Efforts to legalize MN sports betting on the ropes at Legislature

twincities.com
 
Efforts to legalize MN sports betting on the ropes at Legislature

Efforts to legalize sports betting appear to have folded at the Minnesota Legislature for lack of time.

House Speaker Melissa Hortman said passage of legislation legalizing sports gambling was unlikely to make it to the floor for a vote this session.

“I think we are probably out of time,” Hortman said during a Thursday afternoon news conference. “In the House it has two or three more committees. We are not going to be able to take people away from the floor to have that move through the committees that it would need to.”

Getting a legal sports betting bill through both chambers would almost certainly take bipartisan support, at least in the Senate, and Republicans and Democrats don’t appear to have a finalized agreement.
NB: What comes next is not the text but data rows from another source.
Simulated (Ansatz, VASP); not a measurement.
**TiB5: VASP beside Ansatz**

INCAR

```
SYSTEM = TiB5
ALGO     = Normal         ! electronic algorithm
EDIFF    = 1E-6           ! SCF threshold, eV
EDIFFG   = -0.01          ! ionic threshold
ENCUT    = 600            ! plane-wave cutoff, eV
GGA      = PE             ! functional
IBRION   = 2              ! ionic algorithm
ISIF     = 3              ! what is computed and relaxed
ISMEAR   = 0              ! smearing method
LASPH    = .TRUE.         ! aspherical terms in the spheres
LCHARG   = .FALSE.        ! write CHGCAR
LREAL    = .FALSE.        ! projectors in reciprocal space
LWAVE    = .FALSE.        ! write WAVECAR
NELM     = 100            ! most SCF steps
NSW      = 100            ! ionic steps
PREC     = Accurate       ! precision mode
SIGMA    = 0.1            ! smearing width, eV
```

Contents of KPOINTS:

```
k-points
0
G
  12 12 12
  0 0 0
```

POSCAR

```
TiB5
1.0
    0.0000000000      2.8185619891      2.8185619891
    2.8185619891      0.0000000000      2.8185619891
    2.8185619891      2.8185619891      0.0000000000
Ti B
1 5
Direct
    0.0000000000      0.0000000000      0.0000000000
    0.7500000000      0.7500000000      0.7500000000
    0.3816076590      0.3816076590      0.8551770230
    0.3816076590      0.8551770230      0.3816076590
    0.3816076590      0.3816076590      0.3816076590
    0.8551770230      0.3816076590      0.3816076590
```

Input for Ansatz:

The Minnesota Legislature must adjourn by midnight May 22 and lawmakers have several massive bills they need to approve before then to finalize a nearly $72 billion two-tear budget.

Supporters of legalized sports betting have pushed for it unsuccessfully for several years. The key dispute is whether the state’s 11 Native American tribes should have sole oversight of sports gambling or if horse tracks and sports teams also should get a piece of the action.

Democrats largely favor the tribes running any new sports betting operations; although they likely would have to partner with a national betting application for mobile gaming.

Republicans have pushed to include sports teams and horse racing tracks. They’ve noted that horse track operators fear big profit losses if they are left out of a sports gambling operation.

To try to appease both sides, Sen. Matt Klein, DFL-Mendota Heights, proposed putting millions of sports gambling revenue from a 10 percent tax on bets into an economic development account to favor the tracks.

Other tax revenue would be use to address problem gambling and to promote youth sports, especially in high-risk communities.

But that proposal came late in the session and hasn’t progressed through all the committees it needs to in both the House and Senate for full consideration.

The Minnesota push for legalized sports betting began after the U.S. Supreme Court struck down state prohibitions on sports wagering in 2018. About half the states now allow some type of sports betting, including all of Minnesota’s neighbors.